Green Tea Party generates ideas to make schools more environmentally friendly

December 6, 2009 — by Emily Willaims

Faculty members, administration, students and city council members from Saratoga and Los Gatos all met on Oct. 14 at the Los Gatos Neighborhood center for a “Green Tea Party.” Although there was tea and a cafe setting, the tea party wasn’t just for fun. Instead, they met to brainstorm ways to make Saratoga and Los Gatos High more eco-friendly.

The “tea party” was organized by district superintendent Cary Matsuoka along with senior Natalie Tkalcevic, the student representative for Saratoga on the board, and Los Gatos senior board representative Jenny Heath.

According to Tkalcevic, both she and Heath found the subject “near and dear to our hearts.” They first brainstormed the idea of putting this group together when they addressed Matsuoka about getting involved with the environment. Together the three of them planned the entire party: from hand picking 10 students from each school to making biodegradable invitations.

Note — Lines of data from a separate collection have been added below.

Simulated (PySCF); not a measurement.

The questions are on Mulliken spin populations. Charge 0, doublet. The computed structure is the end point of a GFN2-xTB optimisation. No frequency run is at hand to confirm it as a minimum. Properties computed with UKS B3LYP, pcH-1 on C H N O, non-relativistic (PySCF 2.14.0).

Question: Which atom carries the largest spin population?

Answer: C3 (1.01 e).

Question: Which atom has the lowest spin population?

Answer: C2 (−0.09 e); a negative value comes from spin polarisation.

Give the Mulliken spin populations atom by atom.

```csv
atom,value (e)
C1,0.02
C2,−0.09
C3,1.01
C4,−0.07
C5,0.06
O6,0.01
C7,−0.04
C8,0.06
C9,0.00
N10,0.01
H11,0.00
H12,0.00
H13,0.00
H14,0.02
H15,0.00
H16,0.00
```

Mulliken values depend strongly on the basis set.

“I’ve always been really passionate about being environmentally friendly and going green,” said Tkalcevic. “It’s really exciting to see that people are interested in this and they are becoming passionate as well.”

There were many ideas discussed at the party, including getting new water fountains, installing solar panels, making the school more paperless and getting more recycle bins.

“It was good that we brought up the water fountains because the water fountains are the same as they were when the school was built 50 years ago and they’re kind of disgusting,” said Kent Paisley, one of the students invited to the meeting. “Hopefully these reforms will be enforced in the near future.”

The school board has looked at these ideas and is planning on fixing up the water fountains and bringing additional recycle bins into every class room. Tkalcevic and the board are getting started right away. They have already had a meeting on Nov. 10 at lunch, and Tkalcevic spoke at a PTSO meeting in hopes of raising money.

They are also planning on starting a group called The Green Team who will go to elementary and middle schools to educate kids about the importance of going green. In addition, they hope to coordinate a green week some time next semester.

“It’s such an important subject, especially for schools since that is where we become educated,” said Tkalcevic. “If we start here, then our generation will be a lot more aware and eco-friendly.”